Fresh thinking is needed on fund management fees.
The Financial Conduct Authority’s (FCA's) final report on the Asset Management Market Study, published in June this year, was a watershed moment for the UK asset management industry.
Some participants predictably complained that the regulator came down too hard, while others said it wasn’t tough enough. At Orbis we believe both sides are missing the point.
Too often the debate has been characterised as the “FCA versus the industry”, but we think a far more constructive approach would be appropriate for all parties to embrace the opportunity for improvement on behalf of investors. And few areas of the industry are in greater need of improvement than fee structures.
The trouble with flat fees
In the overwhelming majority of cases, fees are structured on an ad valorem basis: a flat percentage of assets under management.
Besides being straightforward to administer from an operational perspective, flat fees also provide managers with a fairly predictable stream of cash flows to keep the lights on and to attract talented people.
The only problem is that the amount of money an asset management firm earns is almost completely detached from the investment performance that clients receive.
The FCA made it clear on page 93 of its Interim Report: “The prevailing fee model incentivises firms to grow assets under management, which is not necessarily aligned with investors’ best interests.” Long before the FCA’s investigation, Vanguard founder Jack Bogle derisively referred to flat fees as the “croupier’s take”.
Mr Bogle’s casino analogy is a bit harsh because there are many intelligent, competitive and hardworking people in the industry, and the vast majority have nothing but the best intentions.
Even so, these well-meaning individual efforts are rarely enough to overcome the powerful commercial incentives that come with flat fees.
The unfortunate reality is that it is almost always easier for a business to increase assets under management by deploying additional resources in sales and marketing rather than by seeking superior investment performance.
An incremental 5 per cent a year in long-term asset growth is an easy hurdle for a good sales team, but the same amount of additional outperformance is almost insurmountable for even the best investment decision-makers.
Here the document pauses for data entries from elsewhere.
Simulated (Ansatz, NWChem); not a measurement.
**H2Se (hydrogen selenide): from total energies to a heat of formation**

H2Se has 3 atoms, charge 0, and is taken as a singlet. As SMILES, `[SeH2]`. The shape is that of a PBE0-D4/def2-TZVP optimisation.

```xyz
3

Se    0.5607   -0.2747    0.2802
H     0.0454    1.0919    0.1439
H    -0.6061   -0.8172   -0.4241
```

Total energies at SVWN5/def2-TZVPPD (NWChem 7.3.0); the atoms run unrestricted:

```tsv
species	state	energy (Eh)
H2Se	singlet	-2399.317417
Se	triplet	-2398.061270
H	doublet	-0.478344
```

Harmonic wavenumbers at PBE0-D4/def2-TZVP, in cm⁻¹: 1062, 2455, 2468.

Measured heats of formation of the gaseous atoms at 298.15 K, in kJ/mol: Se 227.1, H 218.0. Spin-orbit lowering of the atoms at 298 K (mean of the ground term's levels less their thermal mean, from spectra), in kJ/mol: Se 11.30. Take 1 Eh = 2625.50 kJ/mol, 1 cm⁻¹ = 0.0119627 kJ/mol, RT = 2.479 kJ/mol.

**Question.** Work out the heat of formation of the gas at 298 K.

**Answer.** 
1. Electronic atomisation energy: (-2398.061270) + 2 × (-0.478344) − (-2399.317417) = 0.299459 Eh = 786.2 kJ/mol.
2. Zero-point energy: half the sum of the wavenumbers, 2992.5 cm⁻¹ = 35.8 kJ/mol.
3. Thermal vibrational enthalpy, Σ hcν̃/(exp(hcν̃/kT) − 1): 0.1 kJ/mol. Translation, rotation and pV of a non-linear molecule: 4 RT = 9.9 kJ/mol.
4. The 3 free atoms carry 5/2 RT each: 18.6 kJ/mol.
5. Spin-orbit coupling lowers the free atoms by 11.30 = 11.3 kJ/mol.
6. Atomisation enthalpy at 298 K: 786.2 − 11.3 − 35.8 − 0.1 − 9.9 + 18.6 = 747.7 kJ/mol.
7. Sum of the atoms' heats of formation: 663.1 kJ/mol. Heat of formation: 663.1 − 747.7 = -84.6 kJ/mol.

There is also human nature. For firms and individuals alike, there can often be a survival instinct which makes it imperative to avoid losing one’s business or job by being different and wrong.
As the early 20th Century's leading economist John Maynard Keynes wrote: “Worldly wisdom teaches that it is better for reputation to fail conventionally than to succeed unconventionally.”
The most extreme outcome is closet tracking, which offers the worst of both worlds—a high price for an undifferentiated product. In almost any other industry, competition would quickly eliminate such an inferior product, yet as the FCA rightly points out, it remains all too common in fund management.